Consider a log-concave density \(F : \R^n \to \R_+\) with corresponding measure \(\mu\), and suppose that \(D \seteq \mathrm{diam}(\mathrm{supp}(F)) < \infty\) (where \(\mathrm{supp}(F) \seteq \{ x \in \R^n : F(x) > 0 \}\)).
Let \(S_1,S_2,S_3\) be three measurable sets partitioning \(\R^n\) and denote \(d(S_1,S_2) = \min \{ \|x-y\|_2 : x \in S_1, y \in S_2 \}\).
KK Lemma (Karzanov and Khachiyan): It holds that \(\mu(S_3) \geq \frac{d(S_1,S_2)}{D} \min \{ \mu(S_1), \mu(S_2) \}.\)

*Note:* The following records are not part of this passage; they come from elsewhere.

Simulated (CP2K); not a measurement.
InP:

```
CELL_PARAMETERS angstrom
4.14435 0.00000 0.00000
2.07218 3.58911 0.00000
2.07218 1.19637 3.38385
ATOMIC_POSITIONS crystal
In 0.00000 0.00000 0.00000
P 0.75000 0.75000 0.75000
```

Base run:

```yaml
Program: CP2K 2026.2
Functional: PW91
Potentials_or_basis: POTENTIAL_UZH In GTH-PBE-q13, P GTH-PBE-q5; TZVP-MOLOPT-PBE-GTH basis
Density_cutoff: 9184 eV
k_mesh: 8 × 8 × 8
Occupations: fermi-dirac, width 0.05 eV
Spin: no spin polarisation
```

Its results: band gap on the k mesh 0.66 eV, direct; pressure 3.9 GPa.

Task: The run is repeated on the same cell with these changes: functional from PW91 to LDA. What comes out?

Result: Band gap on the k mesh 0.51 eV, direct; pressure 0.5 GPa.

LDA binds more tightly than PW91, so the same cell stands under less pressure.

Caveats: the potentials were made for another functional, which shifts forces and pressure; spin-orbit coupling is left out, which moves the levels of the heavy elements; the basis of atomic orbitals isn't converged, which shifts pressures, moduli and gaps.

Our goal is to reduce this to the \(1\)-dimensional case. Define \(C \seteq \frac{d(S_1,S_2)}{D}\). The idea is to define two functions $g_1,g_2 : \R^n \to \R$ by
\[g_1(x) \seteq \begin{cases} C F(x) & x \in S_1 \\ 0 & x \in S_2 \\ -F(x) & x \in S_3 \end{cases} \qquad g_2(x) \seteq \begin{cases} C F(x) & x \in S_2 \\ 0 & x \in S_1 \\ -F(x) & x \in S_3\,. \end{cases}\]Suppose, for the sake of contradiction, that \(C \mu(S_1), C \mu(S_2) \geq \mu(S_3)\). This gives \(\int g_1(x)\,dx = C \mu(S_1) - \mu(S_3) > 0\) and \(\int g_2(x)\,dx = C \mu(S_2) - \mu(S_3) > 0\).
Now we are going to define a sequence \(K_0 \subseteq K_1 \subseteq K_2 \subseteq \cdots\) of convex bodies so that \(K \seteq \bigcap_{i=1}^{\infty} K_i\) is either a point or a segment and such that \(\int_{K_i} g_1(x)\,dx > 0\) and \(\int_{K_i} g_2(x)\,dx > 0\) for each \(i=1,2,\ldots\).
For \(K_0\), simply choose a ball large enough to contain \(\mathrm{supp}(F)\).
Consider any halfspace \(H\) such that
\[\int_{K_i \cap H} g_1(x)\,dx = \frac12 \int_{K_i} g_1(x)\,dx\,.\]Call such a halfspace \(H\) bisecting.
Then either \(H\) (or its complement \(\R^n \setminus H\)) will satisfy
\[\int_{K_i \cap H} g_2(x)\,dx > 0\,.\]We will choose \(H\) and take \(K_{i+1} \seteq K_i \cap H\). Let’s see how to choose \(H\).
Claim: For any \((n-2)\)-dimensional affine subspace \(A\), there is at least one bisecting hyperplane that contains \(A\).
Note that the boundary of a halfspace \(H\) is an \((n-1)\)-dimensional hyperplane. So consider a halfspace \(H\) that contains \(A\) in its boundary (think of a plane containing a line). We can rotate \(H\) about \(A\) so that \(H\) becomes its complenetary halfspace \(H'\).
If \(\int_H g_1 - \int_{\R^n \setminus H} g_1 = 0\) initially, we are done. If not, then \(\int_H g_1 - \int_{\R^n \setminus H} g_1\) changes sign as we rotate from \(H\) to \(H'\). By continuity, we find a bisecting halfspace whose bounding hyperplane contains \(A\).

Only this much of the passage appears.